So, that's how this weekend played out.  But the message didn't end there.

This morning, as I was seeing my family out the door, I noticed that Mini-Me's rushed, disorderly cleaning job in the "living room" area of my shoebox house had been less than adequate... and a might bit sloppy.  Especially in the vicinity of the piano.  Namely, the piano bench.  No lie.  The lid would not, and COULD not close completely.  If one tried to sit to play a song, they would've slid off and bit the keys!  So I went about the task of organizing the bench's contents properly.  One task led to another... so I found myself in a binder, organizing all our loose sheet music into their own sheet protectors.  (When I was finished it was so clean, and lovely feeling!)  Then I put the rest of the bench's items in order (one stack of "mine" and one stack of "Mini-Me's").  At the bottom of the main pile I rediscovered a book I'd overlooked, and sadly forgotten about.  It was placed on the music desk of the piano, and I finished reconciling the bench.

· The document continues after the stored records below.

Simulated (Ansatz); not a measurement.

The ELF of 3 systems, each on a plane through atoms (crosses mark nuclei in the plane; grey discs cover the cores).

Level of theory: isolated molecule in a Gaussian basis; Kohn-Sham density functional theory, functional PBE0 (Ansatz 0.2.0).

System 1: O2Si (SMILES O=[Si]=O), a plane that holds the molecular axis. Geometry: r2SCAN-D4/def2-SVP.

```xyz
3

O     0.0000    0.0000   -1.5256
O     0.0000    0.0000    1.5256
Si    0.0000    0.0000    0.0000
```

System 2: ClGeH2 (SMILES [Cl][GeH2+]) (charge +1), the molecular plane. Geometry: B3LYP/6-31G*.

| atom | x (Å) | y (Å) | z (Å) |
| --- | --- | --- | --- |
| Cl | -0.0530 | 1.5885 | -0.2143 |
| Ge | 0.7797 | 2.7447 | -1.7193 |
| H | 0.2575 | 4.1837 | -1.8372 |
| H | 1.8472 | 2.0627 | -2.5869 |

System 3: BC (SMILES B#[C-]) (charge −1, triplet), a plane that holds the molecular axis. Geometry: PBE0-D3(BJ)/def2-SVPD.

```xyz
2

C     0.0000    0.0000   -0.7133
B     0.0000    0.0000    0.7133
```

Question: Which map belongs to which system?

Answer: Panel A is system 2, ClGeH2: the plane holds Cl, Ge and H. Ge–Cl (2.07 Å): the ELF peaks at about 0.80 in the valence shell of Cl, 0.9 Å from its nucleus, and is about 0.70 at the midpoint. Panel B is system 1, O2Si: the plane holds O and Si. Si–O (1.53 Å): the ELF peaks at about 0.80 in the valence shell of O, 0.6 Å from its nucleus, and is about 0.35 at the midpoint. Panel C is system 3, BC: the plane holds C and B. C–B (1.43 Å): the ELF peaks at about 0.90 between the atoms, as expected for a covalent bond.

This book is a collection of songs sung by Jessie Clark Funk.  I sat down, perused through many of the sungs, and even plunked out the melody for "Come Thou Fount," one of my most ultimate favorite songs ever.  As I continued through the book, my heart leaped, my eyes teared, and my fingers danced for my heart had settled on the song, "How Do You Move a Mountain."  Each word sealed within me the blessings Heavenly Father had given me this weekend, including each of you, my husband, my daughter, the knowledge that He knew.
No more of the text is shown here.